The instrumental "Introduzione" starts with a gentle acoustic guitar and syntesizers, then come in bass, electric guitar, flute, drums and harmonica in an aggressive crescendo that leads to the title track "L'uomo" (The man). "The man, the earth, the sky and the sea / To create, to create, to create everywhere / The sun, the light, the cold and the heat / The love, the love, the love everywhere ." vocals on a carpet of acoustic guitars lead to an "explosion", then to harmony vocals chanting "Osanna". Suddenly breaks in the "steamy" rhythm of the "Mirror train" and the singing turns from Italian to English. after some bluesy passages "Mirror train" ends on the notes of the communist anthem "Bandiera Rossa" played by a distorted guitar (that reminds a little bit of Jimi Hendrix). "Mind where you're going / If you want to do it / Never look back." The album goes on with the rocky and complex "Non sei vissuto mai" (You never lived) that fades out with an instrumental reprise of "L'uomo". Well, the first side of this album is almost a "manifesto" of Osanna musical and political "credo"!

"I'm going towards a goal / That is more distant than me / It is always one step beyond / I can see it but I know that it doesn't exist." Side two starts with the energetic "Vado verso una meta" (I'm going towards a goal") and goes on with the engaged "In un vecchio cieco" that end ends with a jazzy sax introducing the delicate and dreamy "L'amore vincerÓ di nuovo" (Love will win again), with singing half in Italian and half in English and remarkable harmony vocals. The last two tracks, "Everybody's Gonna See You Die" and "Lady Power", though good, are not at the same level (personally I don't like too much Osanna when they sing in English) .
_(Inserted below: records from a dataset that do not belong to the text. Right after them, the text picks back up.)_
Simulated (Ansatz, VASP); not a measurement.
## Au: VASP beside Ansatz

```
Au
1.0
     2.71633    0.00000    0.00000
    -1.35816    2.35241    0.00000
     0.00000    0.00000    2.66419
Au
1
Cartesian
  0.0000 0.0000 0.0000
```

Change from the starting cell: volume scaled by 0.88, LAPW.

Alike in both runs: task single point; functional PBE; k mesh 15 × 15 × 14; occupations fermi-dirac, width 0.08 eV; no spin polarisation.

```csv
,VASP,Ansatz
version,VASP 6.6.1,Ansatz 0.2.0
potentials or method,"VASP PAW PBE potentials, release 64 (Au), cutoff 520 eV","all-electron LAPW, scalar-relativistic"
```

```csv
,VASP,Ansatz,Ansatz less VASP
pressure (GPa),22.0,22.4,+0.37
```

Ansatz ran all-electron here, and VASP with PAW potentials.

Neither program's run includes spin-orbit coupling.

Although "L'uomo" is not a perfect album (sometimes its "conceptual thread" seems to get lost - especially because of the singing swaying from Italian to English and vice-versa - and sometimes the music is not completely defined and too heterogeneous) it is historically important and it contributed to develop the Italian- prog style. So, in my opinion, it is an excellent addition to any prog collection.